Lawmakers in favor of the Libya action, like Sens. John McCain (R-Ariz.) and Dick Durban (D-Ill.), think President Obama is misplaying his hand with Congress.
"Congress alone has the constitutional authority and responsibility to declare war," Durban said today, while pushing for a resolution that would end the role of the U.S. in NATO by the end of the year.
The White House had no immediate comment on Durban's proposal.
"I think that every President has said that they don't respect the constitutionality of the War Powers Act but they've always complied. He should comply with it. There's a lot of ill will here that he went to the Arab League and NATO and the U.N. without coming to Congress," McCain added on Fox News.
"So I think it would be very beneficial if he came to Congress and we pass a resolution that says we approved of not sending ground troops, but not prohibit, because that would be unconstitutional," McCain added.
The President will have a chance to discuss Libya with another critic -- House Speaker John Boehner -- when they play a friendly round of golf this weekend. Boehner, another lawmaker who has gone on the record in support of Libya, has threatened to cut off funding for the mission, even though the White House is paying for it with the existing Pentagon budget.
McCain believes Obama has made more egregious mistakes, but contends "Gadhafi is crumbling and I believe he will go."

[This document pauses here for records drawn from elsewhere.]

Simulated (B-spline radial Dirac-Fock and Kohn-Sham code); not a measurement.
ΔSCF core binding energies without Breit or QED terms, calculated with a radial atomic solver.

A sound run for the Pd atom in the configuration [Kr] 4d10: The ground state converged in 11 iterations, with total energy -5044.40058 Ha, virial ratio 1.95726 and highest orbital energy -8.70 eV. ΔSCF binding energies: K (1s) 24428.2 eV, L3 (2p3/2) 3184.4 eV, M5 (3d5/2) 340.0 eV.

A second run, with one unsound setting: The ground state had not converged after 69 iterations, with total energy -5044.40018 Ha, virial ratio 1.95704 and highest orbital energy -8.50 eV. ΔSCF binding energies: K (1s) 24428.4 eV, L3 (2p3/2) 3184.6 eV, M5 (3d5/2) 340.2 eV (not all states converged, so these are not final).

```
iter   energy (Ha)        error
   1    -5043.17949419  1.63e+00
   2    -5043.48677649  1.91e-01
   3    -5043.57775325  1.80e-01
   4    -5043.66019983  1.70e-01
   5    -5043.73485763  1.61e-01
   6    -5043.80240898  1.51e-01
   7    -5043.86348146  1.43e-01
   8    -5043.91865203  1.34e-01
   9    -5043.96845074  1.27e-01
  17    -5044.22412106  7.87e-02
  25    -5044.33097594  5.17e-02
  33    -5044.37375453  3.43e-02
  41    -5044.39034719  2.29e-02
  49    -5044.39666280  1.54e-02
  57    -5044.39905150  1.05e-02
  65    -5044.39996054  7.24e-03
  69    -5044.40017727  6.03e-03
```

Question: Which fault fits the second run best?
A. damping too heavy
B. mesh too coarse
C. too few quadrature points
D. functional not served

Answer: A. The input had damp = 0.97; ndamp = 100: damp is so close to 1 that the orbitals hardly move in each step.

"The President has made a mess of this situation by not sending U.S. airpower, by not declaring a no-fly zone when it counted, by not recognizing this Transitional National Council as the legitimate voice to the Libyan people, and a number of other mistakes," McCain said.
Obama does have powerful allies who feel Gadhafi cannot hold on much longer, including the backing of the man who controls what bills are considered in the Senate.
"This thing will be over before we know it," Senate Democratic leader Harry Reid told The NewsHour on PBS tonight.